SCRBrain

From Shared Neural Priors to Individual Perception via Biomimetic Dual-Stream Visual Reconstruction

SCRBrain is a biomimetic fMRI-to-image reconstruction framework for recovering complex natural scenes from human brain activity. The framework follows a progressive principle: learn shared neural priors from large-scale cross-subject fMRI data, inject subject-specific perceptual information, and reconstruct images through a dual-stream generative pathway that balances semantic faithfulness with structural fidelity.

This repository contains the research code used for the SCRBrain visual reconstruction pipeline, including masked fMRI pretraining, subject-level adaptation, fMRI-to-CLIP prediction, fMRI-to-latent prediction, ridge-based latent baselines, and Versatile Diffusion reconstruction.

Highlights

Establishes a shared-priors-to-individual-perception paradigm for fMRI visual reconstruction under limited paired fMRI-image data.
Designs a high-level perception guidance flow that combines masked self-supervised fMRI pretraining with subject-specific semantic and geometric adaptation.
Introduces a visual reconstruction information flow that predicts structured latent initializations to preserve global layout, object geometry, and color statistics.
Integrates fMRI-derived structural, semantic, and geometric conditions into Versatile Diffusion for high-fidelity natural image reconstruction.
Reports strong low-level reconstruction fidelity while maintaining competitive high-level semantic consistency on the NSD benchmark.

Graphical Abstract

The original architecture figure is available as Fig2-1.pdf.

Visual summary. SCRBrain first extracts cross-subject commonalities from large-scale fMRI signals through masked signal modeling. These shared neural priors are then adapted to the target subject to produce individualized semantic and geometric guidance. In parallel, a visual reconstruction stream maps fMRI activity to a structured latent initialization that anchors the reconstructed scene in the correct layout, shape, and color distribution. The two information flows are fused in a frozen Versatile Diffusion generator, yielding reconstructed images that are both structurally grounded and semantically meaningful.

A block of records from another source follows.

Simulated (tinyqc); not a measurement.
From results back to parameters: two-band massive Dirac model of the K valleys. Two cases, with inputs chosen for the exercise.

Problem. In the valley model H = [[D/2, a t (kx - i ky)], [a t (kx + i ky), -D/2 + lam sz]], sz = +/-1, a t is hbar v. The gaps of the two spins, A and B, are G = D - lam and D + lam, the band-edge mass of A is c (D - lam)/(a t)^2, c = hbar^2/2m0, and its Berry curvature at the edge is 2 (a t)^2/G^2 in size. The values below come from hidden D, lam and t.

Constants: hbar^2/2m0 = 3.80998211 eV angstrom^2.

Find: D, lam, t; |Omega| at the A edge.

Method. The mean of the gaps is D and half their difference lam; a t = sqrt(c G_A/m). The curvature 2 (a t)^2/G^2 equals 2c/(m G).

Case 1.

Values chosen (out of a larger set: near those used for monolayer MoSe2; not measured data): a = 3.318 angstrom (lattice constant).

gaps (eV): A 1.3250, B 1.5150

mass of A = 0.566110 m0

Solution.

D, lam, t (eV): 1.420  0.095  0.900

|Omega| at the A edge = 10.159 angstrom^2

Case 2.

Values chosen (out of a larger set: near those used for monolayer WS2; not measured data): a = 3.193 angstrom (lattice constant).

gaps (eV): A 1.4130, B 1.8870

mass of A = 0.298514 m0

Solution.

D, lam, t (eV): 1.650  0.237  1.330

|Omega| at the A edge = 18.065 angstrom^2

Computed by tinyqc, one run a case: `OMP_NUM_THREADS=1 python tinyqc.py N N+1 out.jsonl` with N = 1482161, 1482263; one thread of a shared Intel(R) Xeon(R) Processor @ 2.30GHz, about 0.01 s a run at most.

Suggested graphical abstract caption.
SCRBrain reconstructs natural scenes from fMRI by combining top-down high-level perceptual guidance with bottom-up structural latent initialization. Shared neural priors learned from multi-subject fMRI are adapted to each subject, while fMRI-predicted visual latents constrain the diffusion process to preserve scene layout and appearance.

Abstract

Reconstructing visual stimuli from fMRI provides a computational window into human visual perception. Existing diffusion-based decoding methods can produce semantically plausible images, but they often emphasize category-level similarity while drifting in spatial layout, object geometry, color distribution, and local appearance. SCRBrain addresses this semantic-structural gap with a biomimetic dual-stream framework inspired by the organization of the human visual system.

The high-level perception guidance flow learns universal neural representations from large-scale multi-subject fMRI data and injects subject-specific perceptual information to generate semantic and geometric conditions. The visual reconstruction information flow maps fMRI signals into structured latent representations that provide explicit initialization for image generation. These complementary priors are integrated in Versatile Diffusion to reconstruct natural scenes with improved structural fidelity and stable semantic consistency.

Framework

SCRBrain contains two complementary flows.

1. High-level perception guidance flow

This flow learns shared neural priors and adapts them to individual subjects.

stageA1_mbm_pretrain.py: masked self-supervised pretraining on fMRI signals, designed to learn cross-subject contextual representations.
stageA2_mbm_finetune_nsd.py: subject- or ROI-specific adaptation on NSD fMRI data by fine-tuning the last Transformer blocks.
pretrain2clip.py: predicts CLIP-text conditions from fMRI for semantic guidance.
pretrain2latent.py: predicts high-dimensional visual latent conditions from fMRI for geometric and appearance guidance.

2. Visual reconstruction information flow

This flow produces the structural initialization used by the final generator.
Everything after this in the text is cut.